Mom and I spent most of the day on Saturday at the Festival of Families. We enjoyed entertainment by artists such as Aretha Franklin, Juanes, Andrea Bocelli and the Philadelphia Orchestra. The high point of the evening was an inspiring speech on the family by Pope Francis.   Shortly after he began, he turned from his prepared notes and spoke from the heart.  His message focused on the love of God and the hope found within the family.  He stated, “The family is a factory of hope, a factory of Resurrection.”  His speech also included humor when he said, “sometimes plates can fly, and children can bring headaches!  And I won’t say anything about mothers-in-law.”
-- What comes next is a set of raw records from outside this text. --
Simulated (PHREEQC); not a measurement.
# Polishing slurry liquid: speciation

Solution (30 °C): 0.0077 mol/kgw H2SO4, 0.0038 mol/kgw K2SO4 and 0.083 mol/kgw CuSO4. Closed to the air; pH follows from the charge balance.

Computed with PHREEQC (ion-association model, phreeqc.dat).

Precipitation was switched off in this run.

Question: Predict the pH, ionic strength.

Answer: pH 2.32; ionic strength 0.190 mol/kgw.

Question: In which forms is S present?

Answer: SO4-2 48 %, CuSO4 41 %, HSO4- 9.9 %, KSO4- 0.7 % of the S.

Finally on Sunday, September 27 the pope celebrated Mass on the Benjamin Franklin Parkway.  I was able to concelebrate with about 350 other priests. I was honored to be able to concelebrate a Mass which was celebrated by Pope Francis.

My experience in Philadelphia left me with a feeling of deep gratitude that God has blessed the Church with such a humble, loving and outgoing pope.

Aranda Family

“Love is something we learn; Love is something we live; Love grows as it is forged by the situations each family experiences.”  Pope Francis

This quote describes our trip to Philadelphia for the World Meeting of Families and the papal visit. From our four-day car trip with four kids to the week of amazing talks, to the six hour wait to catch a glimpse of Pope Francis and the four hour line for security to receive the final blessing at the papal Mass: this trip was about love.
Preparation for this adventure started a year ago. We were fortunate to be able to bring our whole family and our 12-year-old cousin from D.C. and stay with our dear friends at a bed and breakfast nearby. We took the train into the city everyday, which was an adventure in itself with four adults and nine children!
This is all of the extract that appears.